To test our hypothesis, we compare the two sets of data (real and RNM–generated) in terms of the numbers of user pairs with non–zero interest sharing and the interest–sharing intensity distribution. Because of its probabilistic nature, we use the RNM to generate five synthetic traces corresponding to each of the real systems we analyze. For the rest of this section, the RNM results represent averages over the five RNM traces for each system. We confirmed that the five synthetic traces represent a large enough sample to guarantee a narrow 95 percent confidence interval for the average interest sharing observed from the RNM simulations.

Our data analysis shows that the observed interest sharing deviates significantly from that generated by random behavior in two important respects.

First, interest sharing (and, consequently, the similarity between users) is more concentrated in the real systems than in the corresponding simulated RNM. More specifically, the number of user pairs that share some item–based interest (i.e., wI (k; j)>0) is approximately three times smaller in the real systems than in the RNM–generated ones. Tag–based interest sharing follows a similar trend.

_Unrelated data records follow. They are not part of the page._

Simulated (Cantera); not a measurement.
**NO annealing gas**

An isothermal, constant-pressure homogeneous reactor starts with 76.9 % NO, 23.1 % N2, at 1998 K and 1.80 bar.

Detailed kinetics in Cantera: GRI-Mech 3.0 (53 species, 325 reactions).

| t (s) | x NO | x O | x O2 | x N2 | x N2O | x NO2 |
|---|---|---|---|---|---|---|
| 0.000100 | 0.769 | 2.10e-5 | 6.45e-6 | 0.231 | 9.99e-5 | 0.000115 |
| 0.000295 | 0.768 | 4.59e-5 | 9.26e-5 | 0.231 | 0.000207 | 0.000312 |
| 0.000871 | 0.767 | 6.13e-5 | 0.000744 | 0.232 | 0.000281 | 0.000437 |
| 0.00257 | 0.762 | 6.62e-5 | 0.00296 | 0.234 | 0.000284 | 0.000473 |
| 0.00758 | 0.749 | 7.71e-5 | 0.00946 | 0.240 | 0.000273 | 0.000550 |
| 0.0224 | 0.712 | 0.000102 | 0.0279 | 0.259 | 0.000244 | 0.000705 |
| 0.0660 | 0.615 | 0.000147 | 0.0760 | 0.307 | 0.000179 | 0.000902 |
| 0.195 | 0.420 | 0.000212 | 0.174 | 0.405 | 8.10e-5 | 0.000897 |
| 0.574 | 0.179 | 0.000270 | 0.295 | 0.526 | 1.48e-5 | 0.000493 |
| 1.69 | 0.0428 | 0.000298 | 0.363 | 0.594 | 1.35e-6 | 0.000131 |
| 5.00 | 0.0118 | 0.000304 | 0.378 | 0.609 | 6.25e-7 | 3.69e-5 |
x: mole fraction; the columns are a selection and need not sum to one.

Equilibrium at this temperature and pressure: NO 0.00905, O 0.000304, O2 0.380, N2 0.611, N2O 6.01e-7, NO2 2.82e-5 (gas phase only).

Second, interest sharing distribution deviates significantly from that produced by a RNM. We compare the cumulative distribution function (CDF) for the interest sharing intensity for the user–pairs that have some shared interest (i.e., wI (k; j)>0). Figure 6 presents the Q–Q plots that directly compare the quantiles of the distributions of interest–sharing levels derived from the actual trace and those derived from the simulated RNM. A deviation from the diagonal indicates a difference between these distributions: The higher the points are above the diagonal, the larger the difference between the observed interest–sharing levels and those generated by the RNM.

 

Q-Q plots that compare the interest sharing distributions for CiteULikeQ-Q plots that compare the interest sharing distributions for Connotea
 
Figure 6: Q–Q plots that compare the interest sharing distributions for the observed vs. simulated (i.e., the RNM model) for CiteULike (left) and Connotea (right).

 

We note that the only interest–sharing distribution that is close to the one produced by the RNM is for Connotea’s tag–based interest sharing (Figure 6). However, there is still a significant deviation from randomness: the real activity trace leads to three times fewer user–pairs that share interest than the corresponding RNM.

6.4. Summary and implications

This section provides a metric to estimate pairwise interest sharing between users, offers a characterization of interest–sharing levels in CiteULike and Connotea; and investigates whether the observed interest sharing in these systems deviates from that produced by chance, given the amount of activity users had. Such reference is given by a random null model (RNM) that preserves the macro characteristics of the systems we investigate, but uses random tag assignments.

The comparison highlights two main characteristics of the interest sharing: first, interest sharing is significantly more concentrated in the real traces than in the RNM–generated activity: in quantitative terms, three times fewer user pairs share interests in the real traces. Second, most of the time, for the user pairs that have non–zero interest sharing the observed interest–sharing intensity is significantly higher in each real system than in its RNM equivalent.

We conjecture that a possible explanation for these observations is as follows. Let us consider that the set of tags that can be assigned to an item is largely limited by the set of topics that item is related to. In this case, intuitively, the probability of choosing a tag is conditional to the set of topics the item is related to. At one extreme, the maximum diversity of topics occurs when there is a one–to–one mapping between topics and tags, that is, when each tag introduces a different topic. The RMN simulates the other extreme, a single topic that encompasses all tags in the system.

However, in real systems, the interests for each individual user are limited to a finite set of topics, which is likely to determine their tag vocabulary. This leads to a concentration of interest sharing, as implied by the tag similarity, on few user pairs, yet at higher intensity than that produced by the RNM.

Finally, and most importantly, the divergence between the observed and the RNM–generated interest sharing distributions shows that activity similarity, our metric to quantify interest sharing intensity, embeds information about user self–organization according to their preferences. This information, in turn, could be exploited by mechanisms that rely on implicit relationships between users. The next section seeks evidence about the existence of such information by analyzing the relationship implicit user ties, as inferred from the similarity between users’ activity, and their explicit social ties, as represented by co membership in discussion groups or semantic similarity between tag vocabularies.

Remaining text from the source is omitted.